There were three aspects of the original bill that Labor did not support, which we amended successfully in the Senate. To her credit, the Attorney-General and her office worked constructively and in good faith with me and my office in relation to Labor's concerns. In the interest of getting this bill through the parliament, the government agreed to two of Labor's amendments. Despite the government's opposition, Labor's third amendment also succeeded in the Senate. I understand that the government has taken the sensible and pragmatic view to now accept that amendment, too. I would like to thank the Attorney-General for that.

The first aspect of the bill we did not support related to the role of the Governor-General in the appointments process for members of the Administrative Appeals Tribunal. Currently, a person may not be appointed as a deputy president or as a member of the tribunal, unless, in the opinion of the Governor-General, the person has special knowledge or skills relevant to the duties of a deputy president or member. The original version of the bill would not have changed the fact that appointments would still be made by the Governor-General, but it would have amended the Administrative Appeals Tribunal Act to require the minister, as opposed to the Governor-General, to form an opinion as to whether a person has special knowledge or skills relevant to the duties of a deputy president or member.

While this change was unlikely to have any significant practical impact on the appointments process for tribunal members, the government failed to make a case for why such a change was necessary or desirable. Given the Morrison government's shameful record of appointing almost 80 Liberal Party associates and former Liberal Party politicians, staffers and donors as members to the tribunal, Labor senators refused to support an amendment which, even just at the level of perception, further undermined the independence of the appointment process. Senator Watt moved an amendment to remove that aspect from the original bill in the Senate. That amendment was successful, despite the government's opposition.

By way of further context, it is difficult to overstate the damage that the Morrison government has done to public confidence in and the integrity of the Administrative Appeals Tribunal. The Liberals have handed at least 79 jobs on the Administrative Appeals Tribunal to Liberal mates—that is at least 79 former Liberal Party staffers, failed Liberal Party candidates, Liberal Party donors and members who've been given secure and very highly remunerated jobs on the tribunal, and, for many of them, their only qualification seemed to be a Liberal Party membership card.

Full-time members of the Administrative Appeals Tribunal are paid between about $200,000 and $500,000 a year, and it's basically impossible for them to lose their jobs, even if they never turn up for work or are incompetent when they do turn up. Based on data provided by the tribunal, we know that some full-time members, people who are receiving hundreds of thousands of dollars a year in salary, have been doing no work. We know that many other full-time members have been doing very little work, finalising fewer than 25 applications a year. We also know that, as a result of potentially unlawful remuneration policies adopted by the Administrative Appeals Tribunal, many part-time members of the tribunal are being paid tens of thousands of dollars more than full-time equivalents. The Auditor-General looked into this, and the tribunal has undertaken to update its remuneration policies.

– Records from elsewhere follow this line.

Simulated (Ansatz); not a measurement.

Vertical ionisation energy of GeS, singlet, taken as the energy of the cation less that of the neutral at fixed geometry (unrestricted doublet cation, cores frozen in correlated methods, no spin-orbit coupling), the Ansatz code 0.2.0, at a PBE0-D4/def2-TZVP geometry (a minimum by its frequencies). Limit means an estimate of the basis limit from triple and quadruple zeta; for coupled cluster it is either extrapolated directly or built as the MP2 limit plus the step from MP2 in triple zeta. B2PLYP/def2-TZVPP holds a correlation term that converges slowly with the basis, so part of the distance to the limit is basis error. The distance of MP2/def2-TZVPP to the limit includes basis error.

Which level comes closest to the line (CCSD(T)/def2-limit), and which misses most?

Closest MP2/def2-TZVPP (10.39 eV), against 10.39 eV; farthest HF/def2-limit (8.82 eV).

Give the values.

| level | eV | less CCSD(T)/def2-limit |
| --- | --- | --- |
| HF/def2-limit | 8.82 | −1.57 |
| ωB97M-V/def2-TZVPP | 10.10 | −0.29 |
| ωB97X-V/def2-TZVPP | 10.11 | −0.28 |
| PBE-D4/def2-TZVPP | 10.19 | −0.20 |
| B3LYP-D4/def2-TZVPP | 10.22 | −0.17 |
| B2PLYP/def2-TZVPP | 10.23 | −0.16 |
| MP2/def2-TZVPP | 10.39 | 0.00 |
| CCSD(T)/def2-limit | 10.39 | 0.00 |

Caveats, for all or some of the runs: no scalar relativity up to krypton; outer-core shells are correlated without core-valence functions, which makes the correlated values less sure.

The poor record of a small number of tribunal members undermines the excellent work of many great members of the Administrative Appeals Tribunal, some of whom are former Liberal Party parliamentarians and staffers. Let me be clear: membership of a political party is not a disqualification for appointment to the Administrative Appeals Tribunal. The issue is that the Morrison government has treated membership of the Liberal Party as the only qualification for appointment. How else can one explain the appointment of a man like Anthony Barry, who's a former Liberal Party media adviser turned big-tobacco lobbyist who reportedly boasted about dropping out of law school and who continued to work as a lobbyist long after he was appointed to the tribunal, or the appointment of John Griffin? He's another senior Liberal Party aligned lobbyist who continued to advise the Liberal Party on 'state and federal election campaigns as a senior political strategist and campaign adviser while he was a member of the tribunal'. It became so bad that former High Court Judge Ian Callinan, who was hand-picked by the former Attorney-General to conduct a review of the tribunal, felt the need to recommend that all future appointments be made on the basis of merit. You would hardly think you needed to recommend that, but former High Court Judge Ian Callinan, in his review of this tribunal, said that that needed to be done.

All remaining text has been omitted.